Investing in a franchise business is one way to become a business owner without building a new brand from the ground up, but that convenience can be expensive.

A recent Frandata analysis of more than 1,100 brands found the median initial investment in a new franchise business was more than $2.3 million.

In addition, the experts found that even though many franchisees rely on the US Small Business Administration for funding, the limited amount available for guaranteed loans accounts for just 20% of the total needed.

To help prospective business owners navigate the challenges of financing a new franchise business, Business Insider compiled this checklist of key considerations.

The information is drawn from original reporting with experts on the subject, analysis of numerous companies’ disclosures, and review of prior reports from other sources.

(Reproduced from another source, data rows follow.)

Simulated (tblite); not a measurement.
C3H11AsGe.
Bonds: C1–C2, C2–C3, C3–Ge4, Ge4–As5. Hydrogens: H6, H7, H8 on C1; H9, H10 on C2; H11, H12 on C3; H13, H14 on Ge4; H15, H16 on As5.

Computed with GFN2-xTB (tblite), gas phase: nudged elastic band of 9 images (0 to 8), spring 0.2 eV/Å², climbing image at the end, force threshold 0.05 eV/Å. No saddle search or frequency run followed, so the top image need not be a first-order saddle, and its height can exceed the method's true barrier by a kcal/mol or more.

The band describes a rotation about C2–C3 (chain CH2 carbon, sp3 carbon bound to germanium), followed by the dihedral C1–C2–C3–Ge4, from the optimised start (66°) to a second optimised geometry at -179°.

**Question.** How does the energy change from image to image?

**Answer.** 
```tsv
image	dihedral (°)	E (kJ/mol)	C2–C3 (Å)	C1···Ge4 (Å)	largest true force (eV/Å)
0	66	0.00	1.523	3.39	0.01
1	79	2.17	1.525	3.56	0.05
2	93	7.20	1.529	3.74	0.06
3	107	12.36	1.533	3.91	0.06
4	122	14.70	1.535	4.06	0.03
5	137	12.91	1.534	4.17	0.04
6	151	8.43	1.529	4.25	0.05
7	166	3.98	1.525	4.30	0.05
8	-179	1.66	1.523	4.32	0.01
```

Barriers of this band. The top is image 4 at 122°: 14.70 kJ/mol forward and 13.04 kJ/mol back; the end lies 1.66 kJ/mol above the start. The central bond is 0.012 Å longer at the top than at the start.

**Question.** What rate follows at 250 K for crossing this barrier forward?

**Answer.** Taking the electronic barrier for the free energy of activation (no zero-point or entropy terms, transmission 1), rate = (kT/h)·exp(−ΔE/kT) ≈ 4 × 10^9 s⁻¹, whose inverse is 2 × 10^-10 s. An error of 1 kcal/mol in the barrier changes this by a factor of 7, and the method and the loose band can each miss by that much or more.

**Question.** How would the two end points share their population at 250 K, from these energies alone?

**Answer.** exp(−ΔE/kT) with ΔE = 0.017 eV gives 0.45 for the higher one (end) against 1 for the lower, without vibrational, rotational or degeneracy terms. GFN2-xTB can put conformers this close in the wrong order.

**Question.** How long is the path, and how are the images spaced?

Check Item 10 on the Franchise Disclosure Document

As you plan to invest in a specific franchise, you’ll need to carefully review the company’s Franchise Disclosure Document (FDD), which carefully spells out the typical expenses and revenues from operating the business.

One of the first places to check is the section of the FDD called Item 10. That’s where the franchisor presents its official financing options, especially if your business requires a large property or equipment investment to get started.

One of the advantages of franchising for lenders and prospective business-owners alike is that the specific business model and brand may have a track record that can help better estimate the risk of the business.

In general, an established business is less risky than an unproven one, and less risk typically translates to lower borrowing costs and higher chances of securing a loan.

Even so, it costs money to use money. It is always a good idea to consult with a financial advisor about the best way to use your existing resources and determine which new ones are best for your situation.

Franchisors often recommend that you connect with the US Small Business Administration to explore your options for a government-supported loan. In fact, approximately half of all first-time franchisees rely on SBA-guaranteed loans.

The most popular SBA option is the 7a loan program which matches borrowers with lending institutions around the country through its Lender Match tool, and was the model for the $670 billion Paycheck Protection Program.

In addition, the Small Business Investment Company program connects small businesses with private investors who finance a company with debt, equity, or a combination of both.

Talk with your existing financial institutions

It’s also worth getting in touch with the lenders and banks you already deal with on a regular basis. Every bank is different with respect to their small business lending, but practically all are interested in expanding their relationship with current customers.

If you have a credit card, car loan, mortgage, or other account with a lender, it’s worth at least a phone call to hear what your options are.

In addition, bankers have an interest in their borrowers’ success — that’s how loans and interest get paid, after all — and they can provide personalized counseling about building your business.

Consider using your retirement account

Another source of funds (albeit a risky one) for some entrepreneurs is their retirement savings.

Many institutions will help you roll your 401(k) over to start your business (for a fee, usually starting at $2,500). The strategy takes advantage of a tax loophole that allows an account holder to trade their stock holdings to purchase equity in a shell corporation that can go on to invest in the new business.

Another more conventional approach is to leave your retirement portfolio intact and use it as collateral against a loan.

Both approaches share an important drawback, since they take funds from the relatively low risk of a diversified retirement fund and commit them to the fate of a single business. Be careful, and do your homework.

Reach out to friends and family

You’re unlikely to convince a VC to fund your franchising goals, but that doesn’t mean you can’t still seek out private investors to join you in exchange for debt or equity in the business.

Friends and family can be a powerful source of support, and the size of individuals’ investments will likely dictate how formal you’ll need to be. Still, it’s generally a good idea to put everything in writing.

It’s especially important to be clear about whether contributions reflect a loan, an equity investment, or a grant. While grants don’t have to be paid back, you’ll want to be diligent about the terms of accepting loans or equity investments, especially from people whose relationships you value.